How to get the labels of synthetic data?

chiamuyu / DPGEN

DPGEN published in IEEE/CVF CVPR 2022

4 stars 0 forks source link

How to get the labels of synthetic data? #1

Open llbbcc opened 2 years ago

llbbcc commented 2 years ago

Thanks for your good work! I have a problem when running the code. How to get the labels of the synthetic data after they are generated to train the classification model?

sk413025 commented 2 years ago

First we train a convolutional neural network (CNN) classifier for labeling. See train_fashion_mnist_cls.ipynb.
Then we label the synthesized images, you can select only the images with high confidence scores, although our code does not do this. See eval_fmnist.ipynb.
Finally, you can train a classifier on the synthesized images to evaluate the utility of DPGEN. See train_dpgen_fmnist.ipynb.

The architecture of the CNN is referred to [1], to evaluate the performance on the same basis.

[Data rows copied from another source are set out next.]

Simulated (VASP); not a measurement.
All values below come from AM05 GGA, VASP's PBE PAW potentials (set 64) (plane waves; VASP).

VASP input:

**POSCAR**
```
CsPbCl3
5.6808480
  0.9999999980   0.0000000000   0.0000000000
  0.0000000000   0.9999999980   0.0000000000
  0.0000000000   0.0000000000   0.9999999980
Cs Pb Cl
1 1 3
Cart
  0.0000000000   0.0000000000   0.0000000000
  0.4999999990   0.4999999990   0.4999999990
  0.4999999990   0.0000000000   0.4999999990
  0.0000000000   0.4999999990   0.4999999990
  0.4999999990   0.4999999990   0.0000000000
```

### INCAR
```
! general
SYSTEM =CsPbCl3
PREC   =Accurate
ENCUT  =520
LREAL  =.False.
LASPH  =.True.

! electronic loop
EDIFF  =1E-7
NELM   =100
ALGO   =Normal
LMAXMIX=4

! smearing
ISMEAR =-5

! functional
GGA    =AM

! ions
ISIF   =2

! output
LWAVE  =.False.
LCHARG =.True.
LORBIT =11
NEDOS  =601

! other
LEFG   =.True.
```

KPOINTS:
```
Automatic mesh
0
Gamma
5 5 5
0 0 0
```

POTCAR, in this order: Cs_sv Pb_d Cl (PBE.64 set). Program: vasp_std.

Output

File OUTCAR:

[1] Wang, Boxin et al. “DataLens: Scalable Privacy Preserving Training via Gradient Compression and Aggregation.” Proceedings of the 2021 ACM SIGSAC Conference on Computer and Communications Security (2021): n. pag.

llbbcc commented 2 years ago

I understand the training process. Thanks for your clear response!

llbbcc commented 2 years ago

I have another question. The CNN used for labeling is trained using private data, so will querying it further consume the privacy budget?

sk413025 commented 2 years ago

There are two CNNs with the same architecture, one is trained for labeling, and the other is for evaluating DPGEN.

The first CNN does not need to consider privacy and therefore outputs sensitive data, which will be processed by DPGEN to form sanitized data satisfying differential privacy. The second CNN is trained on the sanitized data and also satisfies the differential privacy.

So you don't need to concern about consuming more of the privacy budget, because the first CNN training does not need to consider privacy at all, and the first CNN won't be published. Note that DPGEN only publish the well trained RefineNet for Langevin MCMC to predict the forward direction.

llbbcc commented 2 years ago

I agree that RefineNet is differentially private, however, the labeling process consumes the privacy budget according to [1]. In [1], the author uses the public dataset to query the teacher models trained with the privacy data and the teacher models are not published. The authors believe that this process also consumes the privacy budget, so noise is added for protection. [1] SEMI-SUPERVISED KNOWLEDGE TRANSFER FOR DEEP LEARNING FROM PRIVATE TRAINING DATA.

llbbcc commented 2 years ago

The labeling process in this paper is similar to the query for the teacher models in [1], so I think that this process needs to consider the consumption of privacy budget. I think the final published classifier consumes more privacy budget than RefineNet.